College Basketball

Clinching Hofstra can taste NCAAs amid huge turnaround

Joe Mihalich restored dignity to Hofstra in his first season. He made the Pride a CAA contender in his second season. Will an NCAA Tournament be the end result of his third season?

Hofstra couldn’t ask to be in a better position, after clinching a share of its first CAA regular season title on Saturday afternoon, along with UNC-Wilmington, since joining the conference following the 2000-01 season.

On Senior Day, the Pride honored the players — notably Juan’ya Green and Ameen Tanksley — who helped Mihalich turn the program around so quickly — the duo left Niagara with him three years ago — before they led Hofstra to a 72-63 victory over the College of Charleston at the Mack Sports Complex.

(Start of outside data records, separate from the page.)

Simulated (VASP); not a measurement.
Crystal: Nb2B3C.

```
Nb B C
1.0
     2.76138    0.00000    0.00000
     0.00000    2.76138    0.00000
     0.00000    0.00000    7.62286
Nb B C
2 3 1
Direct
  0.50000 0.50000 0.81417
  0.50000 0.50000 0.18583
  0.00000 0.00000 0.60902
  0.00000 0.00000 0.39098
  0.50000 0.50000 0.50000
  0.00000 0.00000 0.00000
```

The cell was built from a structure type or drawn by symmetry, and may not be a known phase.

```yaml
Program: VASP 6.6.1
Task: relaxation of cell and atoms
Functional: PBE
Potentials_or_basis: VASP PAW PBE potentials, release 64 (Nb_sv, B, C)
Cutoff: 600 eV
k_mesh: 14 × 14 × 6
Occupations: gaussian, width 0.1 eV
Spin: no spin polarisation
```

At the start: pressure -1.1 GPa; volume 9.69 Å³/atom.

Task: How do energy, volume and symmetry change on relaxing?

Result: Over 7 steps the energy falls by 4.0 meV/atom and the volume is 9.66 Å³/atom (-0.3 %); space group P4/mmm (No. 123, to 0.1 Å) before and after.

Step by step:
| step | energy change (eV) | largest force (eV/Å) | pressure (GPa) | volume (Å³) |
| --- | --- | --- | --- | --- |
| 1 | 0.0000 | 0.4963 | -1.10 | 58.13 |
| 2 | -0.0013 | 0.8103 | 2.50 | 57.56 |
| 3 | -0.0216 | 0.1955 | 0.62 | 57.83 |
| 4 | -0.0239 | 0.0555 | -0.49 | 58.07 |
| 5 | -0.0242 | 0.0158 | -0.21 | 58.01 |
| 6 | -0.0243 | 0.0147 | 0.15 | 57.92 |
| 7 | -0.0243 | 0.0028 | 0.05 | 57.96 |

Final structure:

With 22.4 seconds left, Mihalich pulled Green, who received a standing ovation from the large crowd before sharing a long hug with Mihalich.

“This is what they deserve, this is what we talked about,” said the 59-year-old Mihalich, choking up twice during the press conference as he discussed Green and Tanksley, the entire Hofstra team standing behind the three. “When they decided to leave [Niagara] and decided to come here, this is what we talked about, winning and becoming better players.”

Green, the point guard from Philadelphia and the likely CAA Player of the Year, led the Pride with 17 points and 10 assists, Brian Bernardi and Rokas Gustys (14 rebounds) each had 13 points, and Tanksley and Denton Koon followed with 10 apiece.

Hofstra (22-8, 14-4 CAA) is now three wins away from its first NCAA Tournament since 2001, and will begin its quest next Saturday in the quarterfinals as the top seed in Baltimore, when it faces the winner of No. 8 Elon-No. 9 Drexel. Last year, Hofstra took William & Mary to double overtime into the semifinals, before Daniel Dixon’s 3-pointer with 0.5 seconds left sent them into a long offseason. They’re ready to climb that hurdle now.

“That’s why we came here, to win championships, and we just won a regular season championship,” said Mihalich, who came to Hofstra after 15 years and two NCAA Tournaments at Niagara. “When we recruit, that’s what we talk about, to be the best team in the league. That’s what we are right now. We have to go prove it in the playoffs.”

Such an afternoon was a long shot just three weeks ago, after the Pride blew large leads in back-to-back devastating losses to UNC-Wilmington and James Madison. But they followed with six straight wins, highlighted by Thursday night’s road victory over the co-league champions, rallying from a 19-point deficit.

“It’s not the wins that have made us the best team in the conference, it’s the losses — it’s how we dealt with the losses and how we responded from the losses,” Mihalich said. “What did we do? We went 6-0.”

Mihalich took over a program in disarray three years ago, reeling from a seven-win season and the arrest of five players, four for stealing and reselling over $20,000 worth of Apple electronics from dorms of fellow Hofstra students. He sat in Atlanta at the Final Four with athletic director Jeff Hathaway in 2012, and together they went over everything needed to return the program to where it once was, the kind of players they wanted to bring in, the kind of high-character people needed to regain the faith of the school.

“We’ve done that primarily with Joe Mihalich, who is the guy who set the course for this program beginning three years ago,” Hathaway said.